5 Years with FreshRSS

Time to read

Did you know: Google Reader has been dead longer than it was ever alive?

Actually, we passed that milestone a while ago: being shut down on the first of July 2013, GR lasted just shy of 7 years and 9 months, and it’s now been solidly over a decade since the party ended. In the intervening period a lot of news sites have stopped maintaining their RSS feeds properly, while the old Blogosphere has withered and in many cases been replaced with paid email ‘newsletters’. Still, there are those of us that never got over the format (seriously, you want to get this stuff in your email client?) and had to search for a new place to read our remaining feeds.

Five years ago now I wrote Adventures in the Twilight Years of RSS about my journey to that point—from alternate web services to self-hosting, via an extended digression in an ereader-based system. I had just spun up a FreshRSS server a few months earlier and was still feeling things out.

Well, I’m very happy to say that I’m still using that same system, five whole years later. It’s going great!

Fundamentally, it’s a web-based feed reader (functionally meaning that you can access it, synchronised, between devices) while lacking the subscription restrictions and ads you tend to get on centrally-hosted services. I’ve enjoyed watching development over on the github repository—it’s one of very few pieces of technology I look forward to improvements in anymore—and if only I knew any PHP I’d chip in.

The UI hasn’t changed much in all that time, but why should it? Actual features have certainly improved—including running requests in parallel, more powerful searching, and better extraction of full text—and that’s what we’re here for. The community is fine,1 there are a large number of compatible apps due to supporting two common APIs, and you can follow as many feeds as you like (I have more than 500). Ultimately these are all the features I strictly need, though others are still appreciated like the one that powers my shares feed.
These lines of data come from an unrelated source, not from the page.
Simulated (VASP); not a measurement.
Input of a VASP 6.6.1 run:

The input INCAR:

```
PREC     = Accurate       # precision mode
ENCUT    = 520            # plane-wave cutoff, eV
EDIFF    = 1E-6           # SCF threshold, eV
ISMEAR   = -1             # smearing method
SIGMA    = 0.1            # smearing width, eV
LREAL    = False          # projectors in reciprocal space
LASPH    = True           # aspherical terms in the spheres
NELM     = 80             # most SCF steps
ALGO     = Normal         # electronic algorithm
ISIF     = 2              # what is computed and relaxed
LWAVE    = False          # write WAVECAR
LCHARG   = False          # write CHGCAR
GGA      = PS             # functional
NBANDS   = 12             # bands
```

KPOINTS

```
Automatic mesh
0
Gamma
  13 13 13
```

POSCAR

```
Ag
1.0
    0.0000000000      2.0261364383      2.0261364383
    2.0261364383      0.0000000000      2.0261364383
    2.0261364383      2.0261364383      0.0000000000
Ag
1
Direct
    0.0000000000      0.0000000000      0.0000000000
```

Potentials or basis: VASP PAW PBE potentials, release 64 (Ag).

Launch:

589 feeds in 34 categories makes for a delightful mess of a stats screen.

Performance was perfectly fine on the rather oversubscribed linode I used to host it on; now on my home ‘server’ (a now decade-old mini PC under my monitor) it may as well not even be running for all the CPU it seems to use.2 On the client side Firefox tells me that a FreshRSS tab with an article open uses 64MB of RAM to render, which may seem like a lot but it’s only about three times what a page on my entirely non-interactive website needs so I’ll call it a win; the actual page size is in the tens of kilobytes so this is definitely ancient MacBook compatible.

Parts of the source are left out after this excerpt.